From the series Faculty Awards for Excellence 2018-19

Brage Golding Distinguished Professor of Research

Crystal B. Lake

Crystal B. Lake

Crystal B. Lake was named the 2018–19 Brage Golding Distinguished Professor of Research. Lake joined the Wright State faculty in 2011 as an assistant professor in the Department of English Language and Literatures, and she was promoted to the rank of full professor in 2019.

The President’s Award for Excellence in Research recognizes Lake for her work on several recent projects. One of those is her book, “Artifacts: How We Think and Write About Found Objects,” which has recently been published by Johns Hopkins University Press. For researchers, Lake’s book offers new insights into how the artifacts that people first started digging up in 17th-century England changed the ways we study the past. For general readers, “Artifacts” uncovers the curious histories of rusty coins, moldy manuscripts, obsolete weapons and grave goods.

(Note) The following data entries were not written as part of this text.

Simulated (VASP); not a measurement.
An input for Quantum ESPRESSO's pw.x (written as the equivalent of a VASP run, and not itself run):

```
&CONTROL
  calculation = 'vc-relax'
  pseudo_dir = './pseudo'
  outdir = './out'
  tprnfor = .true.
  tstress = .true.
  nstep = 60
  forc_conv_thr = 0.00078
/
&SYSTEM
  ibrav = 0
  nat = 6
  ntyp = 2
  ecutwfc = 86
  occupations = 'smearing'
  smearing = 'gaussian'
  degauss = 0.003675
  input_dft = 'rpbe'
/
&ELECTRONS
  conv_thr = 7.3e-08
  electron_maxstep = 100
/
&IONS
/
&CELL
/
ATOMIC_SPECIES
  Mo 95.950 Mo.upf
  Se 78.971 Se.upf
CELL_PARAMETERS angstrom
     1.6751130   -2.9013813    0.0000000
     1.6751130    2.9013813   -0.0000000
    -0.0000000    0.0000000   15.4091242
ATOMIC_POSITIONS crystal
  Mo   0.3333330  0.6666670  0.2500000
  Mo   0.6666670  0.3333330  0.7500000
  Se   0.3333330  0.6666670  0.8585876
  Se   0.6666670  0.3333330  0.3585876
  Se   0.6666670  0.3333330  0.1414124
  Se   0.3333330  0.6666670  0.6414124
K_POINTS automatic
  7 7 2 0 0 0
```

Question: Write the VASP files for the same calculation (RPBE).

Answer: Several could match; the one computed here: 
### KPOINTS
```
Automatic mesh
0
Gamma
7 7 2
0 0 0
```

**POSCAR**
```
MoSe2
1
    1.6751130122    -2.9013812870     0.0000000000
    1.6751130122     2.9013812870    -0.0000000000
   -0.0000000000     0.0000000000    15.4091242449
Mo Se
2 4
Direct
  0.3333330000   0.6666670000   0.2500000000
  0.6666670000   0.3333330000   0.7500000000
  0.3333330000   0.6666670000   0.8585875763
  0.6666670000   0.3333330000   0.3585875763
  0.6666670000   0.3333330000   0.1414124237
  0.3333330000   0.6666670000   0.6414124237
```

Additionally, Lake has been working for several years with an international team of researchers and software developers on a digital humanities project revolving around a series of more than 300 fine art prints depicting antiquities that were first published in the 1700s. Very few copies of these large and detailed prints survive today, and many of the antiquities they depict have also been lost. In 2017, Lake and Noah Heringman from the University of Missouri received a grant from the National Endowment for the Humanities to support their work in building an innovative, online archive of these important historical images at

The Award for Excellence also recognizes Lake for The Rambling, an online magazine that she launched in 2018 with Sarah Tindal Kareem from UCLA in order to publish informed writing for a general audience. So far, the magazine has published more than 50 authors and reached more than 60,000 readers.

Currently, Lake is completing a book about literary crafts. On campus, Lake is the faculty advisor for Wright State’s chapter of the English Honor Society, Sigma Tau Delta, and she is looking forward to teaching a new course next semester on the history and psychology of reading.